Women writers in the early centuries of publishing (15th to the early part of the 20th century) most times had to conceal their sex to get their works published. And so they would create a masculine name for themselves or be annonomyous or if they were daring- "A Lady".and mail their work in and it would be judged on their talent not their sex.
Remember, women were not considered fully human in the United States until 1889! And this issue was pressed because women would be in a bad marriage and to leave would mean leaving EVERYTHING and EVERYONE. Their children. Money, land, possessions that was from their family. Their husband would become owner of all when they married and even if the marriage failed the husband took everything. Tragic. So when you think about how marriages seemed work better in the "olden days"...
Another reason women would hide the fact they were writers...it was frowned upon by society, she might be labeled a "blue nose" and then never get a husband! Oh, dear. Many thought education the female sex would ruin them and a waste of time and money.

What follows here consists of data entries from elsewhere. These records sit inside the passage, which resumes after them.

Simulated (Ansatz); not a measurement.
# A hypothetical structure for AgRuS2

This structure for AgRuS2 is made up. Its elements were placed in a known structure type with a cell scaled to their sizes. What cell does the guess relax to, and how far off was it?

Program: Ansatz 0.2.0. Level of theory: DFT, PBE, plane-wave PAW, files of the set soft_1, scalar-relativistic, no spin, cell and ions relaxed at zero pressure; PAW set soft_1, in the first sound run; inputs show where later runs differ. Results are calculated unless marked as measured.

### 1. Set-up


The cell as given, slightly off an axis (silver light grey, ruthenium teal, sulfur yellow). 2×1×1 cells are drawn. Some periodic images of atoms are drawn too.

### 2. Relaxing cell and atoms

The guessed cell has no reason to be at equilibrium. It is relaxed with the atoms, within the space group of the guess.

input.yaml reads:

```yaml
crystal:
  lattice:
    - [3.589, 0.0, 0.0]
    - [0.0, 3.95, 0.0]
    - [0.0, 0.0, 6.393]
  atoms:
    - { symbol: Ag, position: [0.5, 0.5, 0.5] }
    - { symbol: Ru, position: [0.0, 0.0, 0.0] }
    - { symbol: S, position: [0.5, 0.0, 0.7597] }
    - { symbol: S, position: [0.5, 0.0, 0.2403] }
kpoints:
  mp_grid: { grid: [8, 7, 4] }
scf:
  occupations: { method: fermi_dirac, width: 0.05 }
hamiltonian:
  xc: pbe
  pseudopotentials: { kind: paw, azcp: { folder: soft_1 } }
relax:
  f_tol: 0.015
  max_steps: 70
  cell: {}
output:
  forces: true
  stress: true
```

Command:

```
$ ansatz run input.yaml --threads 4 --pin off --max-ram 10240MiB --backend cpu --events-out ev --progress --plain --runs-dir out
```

Born this day in 1850, Mary Noailles Murfree was born. Considered one of the "first significant" fiction writers about Appalachia. Her characters were based on the post Civil War folks and captured the "local colour". Ms. Murfree wrote novels and short stories for the Atlantic Monthly. Her pen name? Mr. Charles Egbert Craddock. Ms. Murfree revealed her sex to her editor at the Atlantic Monthly five into the working relationship. My, my. Mary Murfree died July 31, 1920.